We interview Arnau Singla, a researcher in the Space Communications Group at the i2CAT research center and a member of the 6GDIFERENTE project team.
Space communications will play a fundamental role in the development of 6G, as they will enable the integration of non-terrestrial networks (NTN) with terrestrial networks, offering truly global and ubiquitous connectivity. This convergence will facilitate the provision of high-speed, low-latency, and highly resilient services in areas where traditional networks do not reach, such as rural, maritime, aerial, and remote regions. We spoke with Arnau Singla about this new communications paradigm and his role within the 6GDIFERENTE project.
- Can you briefly explain your professional background and your current role at i2CAT?
I graduated in Aerospace Engineering and hold a master’s degree in Aeronautical Engineering. My professional career began in a technical consultancy, and a little over three years ago, I joined i2CAT as a researcher in the Space Communications Research Group. Since then, I have worked on a research line focused on the efficient operation of convergent and non-terrestrial networks, which has evolved into the PhD I am about to complete.
Over the years, I have participated in multiple research projects related to non-terrestrial networks and satellite network operations. Currently, I serve as the principal investigator in the research line on NTN operations while also pursuing my PhD. Additionally, I coordinate and participate in various projects, such as 6GDIFERENTE, and collaborate in drafting proposals for competitive projects, including European-level initiatives.
- What is your role in the Cervera 6GDIFERENTE project?
My main role in the project is the development of non-terrestrial network infrastructure at i2CAT. Specifically, I work on deploying NTN testbeds, both in IP simulation and with radio frequency, using Software Defined Radios (SDRs) and channel emulators. This includes hardware acquisition and programming, conducting tests, and preparing the use case related to NTN mobility.
Additionally, I am part of i2CAT’s coordination team within the consortium and lead the management of several work packages focused on architecture and the development of new technologies, including artificial intelligence, the cloud-edge continuum paradigm, and non-terrestrial networks.
- What role will space communications play in the development of 6G, and what opportunities will they bring in this new telecommunications paradigm?
Space communications will play a fundamental role in the development of 6G, as they will enable the integration of non-terrestrial networks (NTN) with terrestrial networks, offering truly global and ubiquitous connectivity. This convergence will facilitate the provision of high-speed, low-latency, and highly resilient services in areas where traditional networks do not reach, such as rural, maritime, aerial, and remote regions.
- What use cases is i2CAT developing within 6GDIFERENTE, and what results are expected?

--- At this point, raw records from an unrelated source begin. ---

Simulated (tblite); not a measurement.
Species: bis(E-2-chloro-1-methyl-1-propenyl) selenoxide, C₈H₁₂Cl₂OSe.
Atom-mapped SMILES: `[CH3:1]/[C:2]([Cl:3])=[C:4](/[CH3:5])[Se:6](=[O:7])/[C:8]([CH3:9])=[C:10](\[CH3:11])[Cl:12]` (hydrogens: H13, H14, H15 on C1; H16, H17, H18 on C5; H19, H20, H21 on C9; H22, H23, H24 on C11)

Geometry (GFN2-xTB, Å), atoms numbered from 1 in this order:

i2CAT is participating in two of the three use cases proposed for the 6GDIFERENTE project.
The Social XR use case: Virtual social events in future networks explores how Extended Reality (XR) and 6G networks will enable immersive experiences in events such as concerts or theater performances, allowing natural social interaction at a distance. Within 6GDIFERENTE, research will focus on solutions such as mobile volumetric video capture, edge-cloud continuum processing, and adaptive networks, making this use case a key testbed for 6G technologies.
Specifically, i2CAT is contributing to this use case by developing the Social XR component, allowing geographically distributed users to be captured in 3D in real time and holoported into a shared virtual environment where they can enjoy social activities, such as an immersive concert. i2CAT is also focusing on Network-as-a-Service (NaaS) APIs and enablers that optimize holographic communication services through two key mechanisms. First, adaptive data rate adjustments are implemented based on detected congestion or potential drops in quality of service (QoS), ensuring a seamless experience. Additionally, the selection of the most suitable edge server for executing multimedia functions and managing communications is optimized, improving performance and reducing latency.
The second use case focuses on mobility continuity between terrestrial and non-terrestrial networks in scenarios such as areas affected by natural disasters. This use case addresses the resilience of communications in emergency situations where terrestrial infrastructure may be compromised. To ensure connectivity for rescue teams, a solution based on non-terrestrial networks (NTN) is proposed to provide mobility continuity. Through a federated testbed between Gradiant and i2CAT, a system will be tested in which a rescue vehicle switches between the terrestrial network and the NTN depending on coverage availability, ensuring access to critical services such as location tracking, coordination, and communication with the control center. Specifically, i2CAT is leading the deployment of non-terrestrial infrastructure through a simulated testbed based on OpenAirInterface (OAI), enabling the evaluation of NTN connectivity and performance in emergency scenarios. Furthermore, i2CAT is developing the server-side application for location and communication, which emulates the operations center for emergency response teams.
- What is the expected impact of next-generation networks on our society?
Next-generation networks will transform our society by offering faster, more reliable, and global connectivity. This will help bridge the digital divide by providing internet access to remote areas, boost automation in industry and autonomous transportation, and revolutionize healthcare with advanced telemedicine, among other applications. Immersive experiences in education and entertainment will emerge, network efficiency will improve sustainability, and key sectors will undergo digitalization, making our lives more connected, intelligent, and sustainable.